Re: [PATCH 04/26] x86/traps: Add #VE support for TDX guest

From: Borislav Petkov
Date: Thu Dec 30 2021 - 13:02:24 EST


On Thu, Dec 30, 2021 at 06:41:27PM +0300, Kirill A. Shutemov wrote:
> The updated commit message is below. Let me know if something is unclear.
>
> ----------------------------8<-------------------------------------------
>
> Virtualization Exceptions (#VE) are delivered to TDX guests due to
> specific guest actions which may happen in either user space or the
> kernel:
>
> * Specific instructions (WBINVD, for example)
> * Specific MSR accesses
> * Specific CPUID leaf accesses
> * Access to unmapped pages (EPT violation)
>
> In the settings that Linux will run in, virtual exceptions are never

virtualization exceptions

> generated on accesses to normal, TD-private memory that has been
> accepted.
>
> Syscall entry code has a critical window where the kernel stack is not
> yet set up. Any exception in this window leads to hard to debug issues
> and can be exploited for privilege escalation. Exceptions in the NMI
> entry code also cause issues. IRET from the exception handle will

"Returning from the exception handler with IRET will... "

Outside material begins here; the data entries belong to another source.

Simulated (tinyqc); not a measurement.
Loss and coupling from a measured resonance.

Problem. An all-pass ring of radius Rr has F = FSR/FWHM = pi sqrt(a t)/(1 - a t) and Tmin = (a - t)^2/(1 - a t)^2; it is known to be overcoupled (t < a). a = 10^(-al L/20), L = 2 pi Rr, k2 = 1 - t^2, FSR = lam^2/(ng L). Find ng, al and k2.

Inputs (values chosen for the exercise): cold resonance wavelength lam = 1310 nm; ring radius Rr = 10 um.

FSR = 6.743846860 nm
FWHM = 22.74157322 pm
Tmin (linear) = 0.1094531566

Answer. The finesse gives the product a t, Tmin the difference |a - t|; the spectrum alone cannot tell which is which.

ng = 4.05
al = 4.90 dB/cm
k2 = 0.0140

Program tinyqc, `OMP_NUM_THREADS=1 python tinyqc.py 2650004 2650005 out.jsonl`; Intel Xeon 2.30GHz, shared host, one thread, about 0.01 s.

> re-enable NMIs and nested NMI will corrupt the NMI stack.
>
> For these reasons, the kernel avoids #VEs during the syscall gap and
> the NMI entry code. Entry code paths do not access TD-shared memory,
> MMIO regions, use #VE triggering MSRs, instructions, or CPUID leaves
> that might generate #VE. VMM can remove memory from TD at any point,
> but access to unaccepted (or missing) private memory leads to VM
> termination, not to #VE.
>
> Similarly, to page faults and breakpoints, #VEs are allowed in NMI

"Similarly to" - no comma.

> handlers once the kernel is ready to deal with nested NMIs.
>
> During #VE delivery, all interrupts, including NMIs, are blocked until
> TDGETVEINFO is called. It prevents #VE nesting until the kernel reads
> the VE info.
>
> If a guest kernel action which would normally cause a #VE occurs in
> the interrupt-disabled region before TDGETVEINFO, a #DF (fault
> exception) is delivered to the guest which will result in an oops.

That up to here can go over the #VE handler.

> Add basic infrastructure to handle any #VE which occurs in the kernel
> or userspace. Later patches will add handling for specific #VE
> scenarios.
>
> For now, convert unhandled #VE's (everything, until later in this
> series) so that they appear just like a #GP by calling the
> ve_raise_fault() directly. The ve_raise_fault() function is similar
> to #GP handler and is responsible for sending SIGSEGV to userspace
> and CPU die and notifying debuggers and other die chain users.

Yap, better.

Thx.

--
Regards/Gruss,
Boris.

https://people.kernel.org/tglx/notes-about-netiquette